Releases · lncrawl/scraper

11 Jun 09:01

github-actions

Immutable

v0.4.2

88a211a

v0.4.2 Latest

Latest

Changed

Engine.trigger_cancel and Scraper.trigger_cancel renamed to abort_on for
clarity (the method registers a signal that will trigger an abort, it does not
trigger one immediately).

Fixed

abort_on now uses an asyncio polling loop instead of run_in_executor, so no
non-daemon executor thread is created. The coroutine exits immediately when the
engine is aborted or closed, and no longer blocks process exit.

Full Changelog: v0.4.1...v0.4.2

Assets 6

11 Jun 07:30

github-actions

Immutable

v0.4.1

be33430

v0.4.1

Added

Engine.trigger_cancel(signal) and Scraper.trigger_cancel(signal): abort
the engine once a threading.Event is set. Uses run_in_executor on the
engine's own event loop -- no extra polling thread needed.

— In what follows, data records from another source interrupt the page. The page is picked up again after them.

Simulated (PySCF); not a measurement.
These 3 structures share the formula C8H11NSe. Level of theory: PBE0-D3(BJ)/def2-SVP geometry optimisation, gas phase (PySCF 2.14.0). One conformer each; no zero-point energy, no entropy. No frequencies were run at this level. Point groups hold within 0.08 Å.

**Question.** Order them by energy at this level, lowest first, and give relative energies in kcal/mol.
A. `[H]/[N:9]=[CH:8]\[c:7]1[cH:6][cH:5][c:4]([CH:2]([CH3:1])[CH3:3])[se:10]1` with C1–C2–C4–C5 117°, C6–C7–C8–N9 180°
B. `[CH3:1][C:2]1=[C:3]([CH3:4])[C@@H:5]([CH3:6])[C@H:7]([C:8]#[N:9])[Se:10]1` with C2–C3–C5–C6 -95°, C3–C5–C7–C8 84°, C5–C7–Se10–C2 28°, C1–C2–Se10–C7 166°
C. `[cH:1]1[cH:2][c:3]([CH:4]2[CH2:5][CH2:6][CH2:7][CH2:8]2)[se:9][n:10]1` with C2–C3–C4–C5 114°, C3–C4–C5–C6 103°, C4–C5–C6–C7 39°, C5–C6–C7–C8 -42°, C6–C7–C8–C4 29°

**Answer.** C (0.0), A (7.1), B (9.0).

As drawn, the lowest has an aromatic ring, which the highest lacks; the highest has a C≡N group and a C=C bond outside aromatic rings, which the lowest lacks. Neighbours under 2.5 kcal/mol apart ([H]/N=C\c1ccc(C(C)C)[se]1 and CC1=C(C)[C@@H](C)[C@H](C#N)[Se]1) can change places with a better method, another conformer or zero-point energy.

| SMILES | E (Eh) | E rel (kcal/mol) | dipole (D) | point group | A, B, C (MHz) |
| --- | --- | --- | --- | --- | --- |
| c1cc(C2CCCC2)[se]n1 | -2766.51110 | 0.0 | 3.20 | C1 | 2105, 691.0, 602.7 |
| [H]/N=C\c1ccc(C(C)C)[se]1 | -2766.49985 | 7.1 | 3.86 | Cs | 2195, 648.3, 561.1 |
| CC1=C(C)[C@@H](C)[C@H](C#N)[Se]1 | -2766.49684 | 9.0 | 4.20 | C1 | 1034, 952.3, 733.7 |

Full Changelog: v0.4.0...v0.4.1

Assets 6

08 Jun 19:11

github-actions

Immutable

v0.4.0

41e966d

v0.4.0

Breaking Changes

requests dependency replaced with httpx[http2,socks]. Code that accesses
scraper.engine.transport or constructs requests-style sessions directly
must be updated.
Scraper no longer has an abort_event attribute. Use CancelToken (now
exported from scraper) and pass it as cancel_token= to any request method.
EventLock removed from scraper.utils - it was an internal primitive
superseded by CancelToken.
JS-interpreter-based challenge handlers (CloudflareV1, CloudflareV2,
CloudflareV3, TurnstileSolver) removed from scraper.engine.challenges.
Challenge detection is now handled by CloudflareDetector; solving is
delegated to pluggable ClearanceSolver implementations.
scraper.engine.challenges module removed entirely; challenge classes are now
at scraper.challenges (detection) and implemented by RemoteSolver /
BrowserSolver.
CloudflareConfig.solver (single) replaced by CloudflareConfig.solvers
(list). The engine tries each in order.
ClearanceSolver.solve_async renamed to solve (the sync solve wrapper is
gone; the solver protocol is now purely async).
ProxyManager.get_proxy() now returns str | None instead of
dict[str, str] | None.
RequestChain and RequestContext (engine.state / engine.context) merged
into RequestState; import paths change accordingly.
UrllibTransport removed; HttpxTransport is the new fallback when
curl_cffi is unavailable.

Added

CancelToken - thread-safe per-request cancellation. Exported from scraper.
ClearanceResult - dataclass holding a solved Cloudflare clearance
(cookie, user_agent, domain, expires, cf_bm_expires, proxy_key).
Exported from scraper.
ClearanceSolver - ABC for pluggable challenge solvers. Exported from scraper.
RemoteSolver - ClearanceSolver adapter for FlareSolverr / Byparr remote
solving. Exported from scraper.
BrowserSolver - ClearanceSolver using an in-process nodriver browser
(requires the browser extra). Exported from scraper.
scraper.challenges package: CloudflareDetector, CloudflareChallengeKind
for programmatic challenge detection without a full solver.
RequestHeaders utility (case-insensitive dict for HTTP headers) in
scraper.utils.
ClearanceStore - in-memory + optional on-disk cache for cf_clearance
records, keyed by (domain, proxy_key).
HttpxTransport - httpx.AsyncClient-backed fallback transport with
per-proxy client pooling (replaces UrllibTransport).
Engine pipeline is fully async: all middleware and the transport are
coroutines; a daemon asyncio event loop runs in a background thread.
anyio[trio] added as dev dependency; respx replaces responses for
HTTP mocking in tests.

Changed

SVG image support removed (cairosvg required a system-level library unavailable
on Windows; dropped to keep the package installable on all platforms).
build_transport now falls back to HttpxTransport when CurlCffiTransport
initialization fails (e.g. missing native library), instead of raising.
Package is now also published to GitHub Packages on each release (alongside
PyPI), installable with pip install --index-url https://pypi.pkg.github.com/lncrawl/lncrawl-scraper.

Fixed

Python 3.9 compatibility in CurlCffiTransport: the perk kwarg (absent in
curl_cffi 0.13.x, the last release supporting Python 3.9) is now guarded by
a runtime capability flag.
Tor cooldown boundary: requests arriving exactly at the cooldown threshold are
now correctly held back (<= comparison instead of <).
Tor cooldown sentinel changed to float('-inf') so the first rotation always
succeeds - the previous sentinel of 0 caused flakiness on fresh CI containers
where time.monotonic() had not yet exceeded the cooldown window.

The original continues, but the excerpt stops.